11 February 2019 - 17:46 By Nomahlubi Jordaan
Eskom has announced plans for stage 4 load-shedding this week.
Eskom has announced plans for stage 4 load-shedding this week.
Image: 123RF/rasslava

Power utility Eskom on Monday announced stage 4 load-shedding due to "continued pressure" on the national grid - and this is how it will affect you.

Stage 4 load-shedding, according to Eskom, calls for 4,000MW to be rotationally shed nationally. In practical terms, this means you're going to lose your electricity for twice as long as you would under stage 2, where 2,000MW must be shed.
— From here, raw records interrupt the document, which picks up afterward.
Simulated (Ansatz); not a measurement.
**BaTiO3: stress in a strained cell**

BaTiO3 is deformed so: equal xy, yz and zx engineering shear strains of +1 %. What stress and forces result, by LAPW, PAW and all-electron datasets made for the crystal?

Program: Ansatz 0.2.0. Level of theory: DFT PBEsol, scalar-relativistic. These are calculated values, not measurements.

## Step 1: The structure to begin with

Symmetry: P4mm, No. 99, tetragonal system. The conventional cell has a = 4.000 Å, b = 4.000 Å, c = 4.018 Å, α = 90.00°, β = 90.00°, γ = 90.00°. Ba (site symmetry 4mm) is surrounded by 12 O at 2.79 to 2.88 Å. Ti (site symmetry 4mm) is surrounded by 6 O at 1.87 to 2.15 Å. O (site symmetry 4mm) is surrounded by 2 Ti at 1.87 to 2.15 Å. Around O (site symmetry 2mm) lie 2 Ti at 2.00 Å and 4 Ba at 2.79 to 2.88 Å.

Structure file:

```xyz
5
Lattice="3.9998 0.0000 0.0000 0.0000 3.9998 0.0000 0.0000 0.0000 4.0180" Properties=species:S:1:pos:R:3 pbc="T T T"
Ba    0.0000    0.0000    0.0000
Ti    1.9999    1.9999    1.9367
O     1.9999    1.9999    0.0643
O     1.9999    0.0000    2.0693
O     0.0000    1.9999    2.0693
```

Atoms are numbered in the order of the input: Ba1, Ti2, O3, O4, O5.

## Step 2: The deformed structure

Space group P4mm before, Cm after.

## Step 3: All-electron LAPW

According to Eskom’s Schedule Interpretation website, stage 4 load-shedding means customers have their electricity switched off 12 times over a four-day period. This is "double the frequency" of shedding than in stage 2, where customers lose electricity six times in four days. Comparatively, under stage 1, customers have their power cut three times over four days.

In each stage, the load-shedding lasts two hours at a time - although some users are affected less frequently over a four-hour period.

Eskom also warned that the load-shedding time periods could be 30 minutes longer. This is to ensure the power system isn’t damaged when electricity is switched on or off.

"Most customers (those in two-hour blocks) may therefore be without electricity for up to 2.5 hours at a time, while customers in four-hour blocks may be without electricity for up to 4.5 hours at a time.

"Eskom will begin load-shedding customers at the start of the period (for example, from 6am) and will have all scheduled customers switched off within the first half hour (that is, by 6.30am).

"At the end of the period, after the two/four hours (that is, by 8am or 10am as applicable), Eskom will start returning power to customers and should have them all back within half an hour (that is, by 8.30am or 10.30am)," said the power utility.

EE Publishers' investigative editor and managing director Chris Yelland said stage 4 was implemented to balance supply and demand.

"To make it less inconvenient, they don’t switch everybody off. They switch off areas on a rotational basis," said Yelland. "It’s happening because supply is not adequate to meet demand."

Yelland added that stage 4 affected more people than the lower stages. "The higher the stage, the more people are affected," he said.

"The impact of load-shedding is obviously the inconvenience for the customers and the economic impact on business."